M. Shulman, Towards Third-Generation HOTT, April 14, 21, and 28 - HoTTEST Distinguished Lecture Series

M. Shulman, Towards Third-Generation HOTT, April 14, 21, and 28 - HoTTEST Distinguished Lecture Series

[Chris Kapulkin]

We are delighted to announce the inaugural HoTTEST Distinguished
Lecture Series to be given by Mike Shulman (University of San Diego).
The series consists of three lectures which will take place on April
14, 21, and 28 at 11:30 AM Eastern time. The Eastern time zone is now
observing daylight saving time, making it UTC-04:00.

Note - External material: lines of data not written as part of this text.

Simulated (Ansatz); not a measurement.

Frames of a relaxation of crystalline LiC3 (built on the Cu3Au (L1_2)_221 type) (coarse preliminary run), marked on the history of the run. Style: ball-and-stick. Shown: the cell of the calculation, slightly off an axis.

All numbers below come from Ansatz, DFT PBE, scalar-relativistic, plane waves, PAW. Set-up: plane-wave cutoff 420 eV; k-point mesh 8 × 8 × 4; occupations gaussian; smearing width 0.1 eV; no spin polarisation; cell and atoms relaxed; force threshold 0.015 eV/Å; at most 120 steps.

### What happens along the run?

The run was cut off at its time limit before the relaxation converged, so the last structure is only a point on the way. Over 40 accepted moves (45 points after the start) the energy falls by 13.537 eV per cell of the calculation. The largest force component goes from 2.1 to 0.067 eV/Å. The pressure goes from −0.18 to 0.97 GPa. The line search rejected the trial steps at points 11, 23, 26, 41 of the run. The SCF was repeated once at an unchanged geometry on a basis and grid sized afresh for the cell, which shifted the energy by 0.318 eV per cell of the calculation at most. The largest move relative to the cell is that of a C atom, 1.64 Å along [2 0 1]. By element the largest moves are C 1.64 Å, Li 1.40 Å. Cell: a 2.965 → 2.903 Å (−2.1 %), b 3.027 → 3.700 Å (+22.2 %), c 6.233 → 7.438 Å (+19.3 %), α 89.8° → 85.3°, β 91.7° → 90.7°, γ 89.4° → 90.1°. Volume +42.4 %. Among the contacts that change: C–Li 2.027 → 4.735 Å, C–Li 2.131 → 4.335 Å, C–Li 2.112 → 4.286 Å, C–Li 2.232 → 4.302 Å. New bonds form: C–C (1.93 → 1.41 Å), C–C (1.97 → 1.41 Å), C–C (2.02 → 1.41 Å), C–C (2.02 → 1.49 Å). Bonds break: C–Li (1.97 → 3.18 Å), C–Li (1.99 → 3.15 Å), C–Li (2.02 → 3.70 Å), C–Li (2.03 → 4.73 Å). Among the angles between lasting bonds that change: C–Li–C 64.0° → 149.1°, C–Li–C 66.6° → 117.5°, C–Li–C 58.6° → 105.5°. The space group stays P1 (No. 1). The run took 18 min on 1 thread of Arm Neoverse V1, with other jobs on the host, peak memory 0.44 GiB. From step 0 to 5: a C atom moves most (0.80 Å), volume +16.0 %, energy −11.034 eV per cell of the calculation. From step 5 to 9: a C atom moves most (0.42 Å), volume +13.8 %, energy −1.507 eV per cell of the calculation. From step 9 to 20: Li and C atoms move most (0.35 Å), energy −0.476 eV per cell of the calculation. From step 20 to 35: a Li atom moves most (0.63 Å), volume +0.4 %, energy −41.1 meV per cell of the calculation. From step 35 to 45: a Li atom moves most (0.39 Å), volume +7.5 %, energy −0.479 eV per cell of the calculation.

Each lecture will be one-hour long and will be followed by a 30-minute
discussion. The title and abstract are below.

The Zoom link is

   https://zoom.us/j/994874377

Further information, including our Google Calendar and Youtube
channel, is available at

   http://uwo.ca/math/faculty/kapulkin/seminars/hottest.html

We are looking forward to seeing many of you there!

Best wishes,
Carlo Angiuli
Dan Christensen
Chris Kapulkin

*

Mike Shulman
University of San Diego

Towards Third-Generation HOTT

In Book HoTT, identity is defined uniformly by the principle of
"indiscernibility of identicals". This automatically gives rise to
higher structure; but many desired equalities are not definitional,
and univalence must be asserted by a non-computational axiom. Cubical
type theories also define identity uniformly, but using paths instead.
This makes more equalities definitional, and enables a form of
univalence that computes; but requires inserting all the higher
structure by hand with Kan operations.

I will present work in progress towards a third kind of homotopy type
theory, which we call Higher Observational Type Theory (HOTT). In this
system, identity is not defined uniformly across all types, but
recursively for each type former: identifications of pairs are pairs
of identifications, identifications of functions are pointwise
identifications, and so on. Univalence is then just the instance of
this principle for the universe. The resulting theory has many useful
definitional equalities like cubical type theories, but also gives
rise to higher structure automatically like Book HoTT. Also like Book
HoTT, it can be interpreted in a class of model categories that
suffice to present all Grothendieck-Lurie (∞,1)-toposes; and we have
high hopes that, like cubical type theories, some version of it will
satisfy canonicity and normalization.

This is joint work with Thorsten Altenkirch and Ambrus Kaposi.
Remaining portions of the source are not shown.